The district court cannot have it both ways; its finding of fact that there was a possibility that Wallen would be returned to his vehicle establishes the threat of danger that justifies a Long search, despite the fact that at the time of the search the defendant was handcuffed.
Additionally, the district court's rationale that a Long search was not permitted because of its finding that Wallen was "cooperative" is not compelling. The videotape demonstrates, and the district court noted, that Wallen disobeyed Miers's instruction to "hang tight" at the rear of the truck, and he delayed in complying with the instruction to return when he subsequently left his position.
Even if Wallen's conduct was the result of an honest misunderstanding regarding Miers's instructions, the conduct must be analyzed from the officer's perspective. See Long, 463 U.S. at 1049, 103 S. Ct. 3469. From Miers's perspective, a reasonably prudent person would be warranted in detecting danger from these circumstances, particularly in light of the guns that were already identified in plain view.
The district court's finding that Wallen did not in fact fear for his safety is incorrect, because the validity of the protective search is based on objective evidence. The subjective motivations of police are irrelevant to determining whether a search or seizure is reasonable under the Fourth Amendment.6 Specifically with regard to the matter of a protective sweep under Long, this court has emphasized that there is no legal requirement that an officer subjectively fear for his own safety before engaging in such a search.7 Even if the district court was correct in finding that Miers was not actually fearful for his safety, the circumstances of this case would be enough objectively to put a reasonable officer in fear and thus to justify the instant search under Long.

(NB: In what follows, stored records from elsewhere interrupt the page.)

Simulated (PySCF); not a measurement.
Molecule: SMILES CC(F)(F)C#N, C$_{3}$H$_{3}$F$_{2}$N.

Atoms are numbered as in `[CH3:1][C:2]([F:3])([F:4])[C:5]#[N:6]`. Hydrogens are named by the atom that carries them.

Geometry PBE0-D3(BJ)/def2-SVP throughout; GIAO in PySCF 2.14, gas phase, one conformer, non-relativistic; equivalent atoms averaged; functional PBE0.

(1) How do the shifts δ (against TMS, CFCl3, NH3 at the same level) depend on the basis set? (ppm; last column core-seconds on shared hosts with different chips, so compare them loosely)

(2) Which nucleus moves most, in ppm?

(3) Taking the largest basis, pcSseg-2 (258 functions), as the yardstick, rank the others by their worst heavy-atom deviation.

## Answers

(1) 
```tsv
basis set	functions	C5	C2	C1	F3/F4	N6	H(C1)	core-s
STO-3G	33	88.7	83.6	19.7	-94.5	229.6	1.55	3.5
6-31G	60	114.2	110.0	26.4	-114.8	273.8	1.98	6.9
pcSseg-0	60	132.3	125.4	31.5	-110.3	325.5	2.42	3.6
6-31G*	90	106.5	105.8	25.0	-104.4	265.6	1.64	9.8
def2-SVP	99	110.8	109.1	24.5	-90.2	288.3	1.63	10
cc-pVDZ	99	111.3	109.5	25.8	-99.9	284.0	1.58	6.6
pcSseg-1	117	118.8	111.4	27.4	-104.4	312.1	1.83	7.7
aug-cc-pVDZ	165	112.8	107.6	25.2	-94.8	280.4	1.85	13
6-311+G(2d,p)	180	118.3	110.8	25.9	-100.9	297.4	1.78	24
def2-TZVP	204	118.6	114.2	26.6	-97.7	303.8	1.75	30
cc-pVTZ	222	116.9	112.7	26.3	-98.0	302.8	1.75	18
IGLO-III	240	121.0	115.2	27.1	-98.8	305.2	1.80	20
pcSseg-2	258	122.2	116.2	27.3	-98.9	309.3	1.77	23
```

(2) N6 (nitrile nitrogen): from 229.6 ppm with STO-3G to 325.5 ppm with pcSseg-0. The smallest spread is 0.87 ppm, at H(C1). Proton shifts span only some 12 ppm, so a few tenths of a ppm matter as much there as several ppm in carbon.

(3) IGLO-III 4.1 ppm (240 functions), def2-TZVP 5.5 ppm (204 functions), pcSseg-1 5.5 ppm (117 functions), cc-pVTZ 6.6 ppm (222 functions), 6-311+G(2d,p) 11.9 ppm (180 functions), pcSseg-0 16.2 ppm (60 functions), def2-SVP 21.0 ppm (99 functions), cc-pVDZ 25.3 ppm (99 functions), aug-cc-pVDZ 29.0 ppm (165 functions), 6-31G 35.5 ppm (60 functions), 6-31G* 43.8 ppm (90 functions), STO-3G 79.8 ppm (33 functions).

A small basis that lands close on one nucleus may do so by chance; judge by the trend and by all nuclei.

Miers may not have proceeded in his investigation of the traffic stop in the most prudent manner, but his actions did not violate the Fourth Amendment. Under Long, Miers's search after handcuffing Wallen was valid, in that he had reasonable objective grounds to fear for his safety. As the district court found, Miers's sweep of the vehicle uncovered the rifle with the allegedly short barrel. Because the parties do not contest that the short-barrel gun provided Miers with probable cause to arrest Wallen and to search and impound the remaining weapons, the silencer and the machine gun, the order suppressing them was improvidently granted.
The suppression order is REVERSED, and this matter is REMANDED for further proceedings as appropriate.
See, e.g., United States v. Jones, 234 F.3d 234, 237 n. 1, 241-43 (5th Cir. 2000) (rejecting witness testimony regarding whether an answer aroused an officer's suspicion, and correcting findings regarding the time at which a transaction occurred, because testimony and findings conflicted with videotape evidence).
See, e.g., United States v. Baker, 47 F.3d 691, 694 (5th Cir. 1995) (upholding protective automobile search based on existence of hunting knife, ammunition, and occupant's general statement that she "did not know" the location of a pistol); United States v. Coleman, 969 F.2d 126, 131 (5th Cir. 1992) (upholding protective automobile search after an individual stopped for traffic violation admitted to possessing gun in pouch where he kept license and registration); United States v. Maestas, 941 F.2d 273, 277 (5th Cir. 1991) (upholding search of a car based on accusatory and threatening conversations between two parties in car).
See, e.g., Estep v. Dallas County, 310 F.3d 353, 358 (holding that camouflage gear, National Rifle Association sticker, key-chain mace, and an unusual tone of voice on the part of the passenger did not justify protective automobile search); see also United States v. Hunt, 253 F.3d 227 (5th Cir. 2001) (holding that the mere fact that the driver met the officer outside his car with a license does not justify a protective search).
See Long, 463 U.S. at 1050, 103 S. Ct. 3469 (relying in part on the fact that it was night as a factor enhancing danger to the police).
See United States v. Ibarra-Sanchez, 199 F.3d 753, 760 n. 7 (5th Cir. 1999) (noting that a Long protective sweep of a van "might also be justified" in a case where the police had placed all the occupants in handcuffs and in the backseats of their patrol cars).
See Whren v. United States, 517 U.S. 806, 813, 116 S. Ct. 1769, 135 L. Ed. 2d 89 (1996) ("Not only have we never held ... that an officer's motivation invalidates objectively justifiable behavior under the Fourth Amendment, but we have repeatedly held and asserted to the contrary.")
See Baker, 47 F.3d at 694 (rejecting argument that lack of actual fear on officer's part invalidated Long automobile search, because Fifth Circuit "has never held that an officer's objectively reasonable concern for safety does not justify a protective search for weapons where the officer has no actual fear for his safety").